Ian Kiaer: Firstly, I was so happy to be in conversation with Roger who has been a colleague and friend for the last ten years. His experience as someone who began as a painter in the 60s and then moved into writing and criticism, while also working as a model for designers such as Yohji Yamamoto and appearing in Derek Jarman’s films, meant it felt that there was something appropriate when touching on the possible concerns that might occur when bringing Scarpa and Longhi together. I hope that as a starting point we might find a way of talking about some of the ideas that were generated from bringing these two figures into relation for my show at the Querini.


SB: I am very fascinated by the relationship between your work and architecture as well as exhibition design. For Il Baciamano, you have been looking at the work of Scarpa in Venice, while your latest solo show at the Henry Moore Institute made explicit reference to Frederick Kiesler’s mid-century exhibition designs. How did you become interested in these ‘attitudes’ towards the display of objects?

IK: Display is an interesting notion when thinking about exhibitions, as it suggests objects being placed for the benefit of closer attention – as it might also happen, say, in shop windows or in other forms of presentation. A display means an arrangement, one of several possible solutions with distinctive qualities that come to the fore; to arrive therefore at a display involves a certain play. But display for whom? In a shop there is this idea of enticement where it is perhaps clear who the object is for and why, while I have a hope that an artwork might keep its own counsel and is not so quick to reveal itself.

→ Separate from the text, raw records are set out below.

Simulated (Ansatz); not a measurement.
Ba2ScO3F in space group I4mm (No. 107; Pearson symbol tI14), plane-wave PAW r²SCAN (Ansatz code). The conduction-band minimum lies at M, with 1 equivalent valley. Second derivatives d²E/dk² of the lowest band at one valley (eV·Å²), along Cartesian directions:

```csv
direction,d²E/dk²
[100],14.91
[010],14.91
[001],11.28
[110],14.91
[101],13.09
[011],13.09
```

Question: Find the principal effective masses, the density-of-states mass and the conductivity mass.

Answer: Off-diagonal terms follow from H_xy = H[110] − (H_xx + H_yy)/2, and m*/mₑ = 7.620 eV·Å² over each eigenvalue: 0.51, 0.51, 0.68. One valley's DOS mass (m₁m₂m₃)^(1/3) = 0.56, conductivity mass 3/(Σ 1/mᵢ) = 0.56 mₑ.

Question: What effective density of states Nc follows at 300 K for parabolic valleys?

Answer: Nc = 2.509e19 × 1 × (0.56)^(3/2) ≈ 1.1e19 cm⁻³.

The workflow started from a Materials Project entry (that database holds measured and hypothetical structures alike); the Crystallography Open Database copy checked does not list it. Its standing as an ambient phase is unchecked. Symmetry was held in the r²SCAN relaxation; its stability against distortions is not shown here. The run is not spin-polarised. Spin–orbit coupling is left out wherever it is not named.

It is true that display was a particular concern for Kiesler, however, my interest in him first began with his models for the project Endless House and the way that he was not so much interested in realising buildings as developing notional spaces of thought. The model became a means by which I could rethink a relationship I had to making work and develop an approach less concerned with a particular object than with a set of attitudes, gestures or even material tones.


SB: The notion of ‘fragment’ is interesting to consider in relation to your work: how a part exists and makes sense in relation to the whole, but also the moment of fracture which is implicit in the idea of fragment itself; lastly the sense of incompleteness which comes with the display and inclusion of fragments. How do these different conditions affect knowledge – both of concepts and physical materials – in your works?

 

IK: I find the idea of the fragment most interesting in relation to writing. The Jena Romantics chose the fragment as their philosophical form, to convey a series of thoughts that could be autonomous in themselves but also exist in relation to each other. It allowed the writer to move from philosophy to poetry, to quite sober propositions within the same text, keeping the work open yet precise.

I like the idea that artworks, objects, things might work similarly, that there might be somehow an equivalence. I think the idea of the model is important here, as materially it has the possibility of conveying thought – either quite technically, in a matter of fact way, or in a less obvious, more aphoristic form. Models can be playful, experimental, contingent. They have obvious relations to scale and material, but are also propositional in character. They tend to always have an interesting relationship to their defined discipline, whether it be architecture, painting, design. Models in this respect work as fragments.